My infrastructure is composed on a stack of modules:
Base modules:
implement the base controllers and interfaces.
Here I define the repository patterns and interfaces and also the generic base classes for its implementation.
public interface IControllerBaseRead<T>
{
T Get(int Id);
List<T> GetAll();
List<T> Find(string sqlCondition, params object[] args);
}
public abstract class ControllerBaseRead<T> : IControllerBaseRead<T> where T : class
{
public virtual T Get(int id)
{
T item = null;
using (IDataContext context = DataContext.Instance())
{
var repository = context.GetRepository<T>();
item = repository.GetById(id);
}
return item;
}
public virtual List<T> Find(string sqlCondition, params object[] args)
{
IEnumerable<T> items = null;
using (IDataContext context = DataContext.Instance())
{
var repository = context.GetRepository<T>();
items = repository.Find(sqlCondition, args);
}
return items.EmptyIfNull().ToList();
}
}
Now, the second module has a table for employees so I define it's Model and Controller inheriting from the necessary interfaces. Model implements additional interfaces to define some common fields like autit info, IDs,...
[TableName("Employee")]
[PrimaryKey("Id", AutoIncrement = true)]
public class Employee : ContentAuditableIdEntity
{
public int? UserId { get; set; }
public int? OrgUnitId { get; set; }
public int? ManagerId { get; set; }
public string Status { get; set; }
public string FirstName { get; set; }
public string LastName { get; set; }
public string Email { get; set; }
}
public class EmployeeController : ControllerBase<Models.Employee>
{
}
I have been using this patters for some years now and it's working great as long as I can reference the different modules so they can interact with each other.
Now comes the challenge.
If I want to add some kind of abstraction on the Employee controller, I would create an abstract controller and abstract Model that the HR module could use and implement. So I created a new Module, called abstractions where I add the necessary interfaces:
public interface IEmployee : Interfaces.IContentAuditableIdEntity
{
int? UserId { get; set; }
int? OrganizationalUnitId { get; set; }
int? ManagerId { get; set; }
int? EmployeeMainRoleId { get; set; }
string Status { get; set; }
}
public interface IEmployeeController<TModel> : Interfaces.IControllerBase<TModel> where TModel : Models.IEmployee
{ }
As a next step I have changed the HR module so the employee module and controller compply with this new interface:
public class Employee : ContentAuditableIdEntity, IEmployee
{
(...)
}
public class EmployeeController : ControllerBase<Models.Employee>, IEmployeeController<Models.Employee>
{
}
Now, for the final steps, I have created a singleton class where I can store objects and resolve instances based on their types. The basic methods are as follows. One allows the registration os a callback to that returns a new instance of the given type and the other resolves-it:
public DependencyResolverInstance Add<TType>(Func<TType> factory){...}
public TType Resolve<TType>(){...}
Now, on the HR module I am trying to create an instance of the employee controller and store it as the abstraction type so it can be used from other modules without having to know or reference the HR module itself:
DependencyResolver.Instance.Add<Abstractions.HR.IEmployeeController<Abstractions.HR.IEmployee>>(() => new Controllers.EmployeeController());
I was hoping for this to work because I am creating a new EmployeeController that implements the abstract IEmployeeController with a model that implements IEmployee.

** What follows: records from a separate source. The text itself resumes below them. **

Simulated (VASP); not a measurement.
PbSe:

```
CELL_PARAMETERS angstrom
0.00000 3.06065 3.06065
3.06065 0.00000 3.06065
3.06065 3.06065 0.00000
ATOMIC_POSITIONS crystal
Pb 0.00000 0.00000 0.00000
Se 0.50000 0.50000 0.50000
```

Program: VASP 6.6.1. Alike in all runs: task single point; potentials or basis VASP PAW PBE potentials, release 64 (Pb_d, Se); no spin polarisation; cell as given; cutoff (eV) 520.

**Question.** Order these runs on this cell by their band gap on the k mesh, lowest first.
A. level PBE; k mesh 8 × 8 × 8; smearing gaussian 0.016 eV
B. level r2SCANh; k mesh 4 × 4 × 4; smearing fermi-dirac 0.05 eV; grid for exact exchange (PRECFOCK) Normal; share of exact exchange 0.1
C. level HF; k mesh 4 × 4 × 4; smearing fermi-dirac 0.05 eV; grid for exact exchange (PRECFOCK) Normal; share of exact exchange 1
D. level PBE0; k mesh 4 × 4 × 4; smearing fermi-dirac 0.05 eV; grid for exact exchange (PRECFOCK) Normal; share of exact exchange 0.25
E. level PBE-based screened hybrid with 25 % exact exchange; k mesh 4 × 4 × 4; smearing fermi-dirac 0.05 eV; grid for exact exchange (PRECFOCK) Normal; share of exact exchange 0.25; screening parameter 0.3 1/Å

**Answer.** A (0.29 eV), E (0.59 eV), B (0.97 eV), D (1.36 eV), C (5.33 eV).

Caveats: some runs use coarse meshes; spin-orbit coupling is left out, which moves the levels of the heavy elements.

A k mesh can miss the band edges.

But it is not working because of the following error:
Cannot implicitly convert type 'Modules.HR.Controllers.EmployeeController' to 'Abstractions.HR.IEmployeeController<Abstractions.HR.IEmployee>'. An explicit conversion exists (are you missing a cast?)
Is there any way of correctly casting the specific instance of the controller to it's abstract Interface definition and keep complying with it's base implementation (base class)?
Thanks!!
Update
Just to be clear. My problem is not with DI itself. My problem is on How to convert from EmployeeController to IEmployeeController < IEmployee > .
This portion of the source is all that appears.